[RegCNET] Distributed RegCM runs

bixq bixq at ictp.it
Mon Nov 23 16:41:12 CET 2009


Dear Maurice:

I should thank you for your efforts firstly.

On Mon, 23 Nov 2009, Maurice.McHugh at noaa.gov wrote:

> Hello again,
>
> I can get RegCM running in parallel on 12 CPUs on 2 different servers, but while the instances of the model are
> definitely running I do not see any evidence of any output, nor do short 
> model runs actually end.  I think what I am seeing is a requirement for 
> a shared filesystem.
>
> The questions I have are:
> * Do all CPUs have to be able to communicate with each other while Running RegCM?

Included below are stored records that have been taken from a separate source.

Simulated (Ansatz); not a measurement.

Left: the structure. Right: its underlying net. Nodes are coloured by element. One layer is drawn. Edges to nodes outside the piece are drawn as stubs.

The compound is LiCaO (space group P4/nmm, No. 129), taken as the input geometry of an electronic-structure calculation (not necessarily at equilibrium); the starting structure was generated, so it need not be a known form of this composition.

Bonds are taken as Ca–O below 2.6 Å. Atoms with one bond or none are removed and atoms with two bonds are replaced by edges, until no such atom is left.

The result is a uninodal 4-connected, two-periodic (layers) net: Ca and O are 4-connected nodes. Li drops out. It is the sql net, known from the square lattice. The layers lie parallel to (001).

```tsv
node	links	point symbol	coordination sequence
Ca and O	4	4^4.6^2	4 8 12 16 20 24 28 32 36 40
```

Yes, if you array those CPUs but numbers, then #1 will communicate with 
#2, #2 to #3, ..., and also #2 to #1, #3 to #2 in the opposite direction. 
>
> * How does RegCM coordinate output creation from many CPUs; i.e. does the RegCM instance on the master
>  node generate the output, or do all CPUs write to the same files?

Only the master node (#0) reads/writes output from/to harddisk. All the 
terminar message written from master node.
>
> * Another issue that puzzles me is that when I run RegCM in parallel on a single server I see output to the
> screen from RegCM, I do not see this when distributing processing onto a 
> second server in addition to the master server.

Does the simple code (I'll find the link for you later) works ?
>
> I have successfully run RegCM on several dozen CPUs before, but on a single beowolf system using llsubmit etc.
>  What I am trying to do here is to distribute processing across dozens 
> of CPUs on different servers that do not have a shared filesystem - so 
> CPUs on one server cannot write to files on another server, not can the 
> CPUs intercommunicate.

I have no experience about this.
>
> I would really appreciate it if anyone can shed some light on the mechanics of how RegCMs parallelization works.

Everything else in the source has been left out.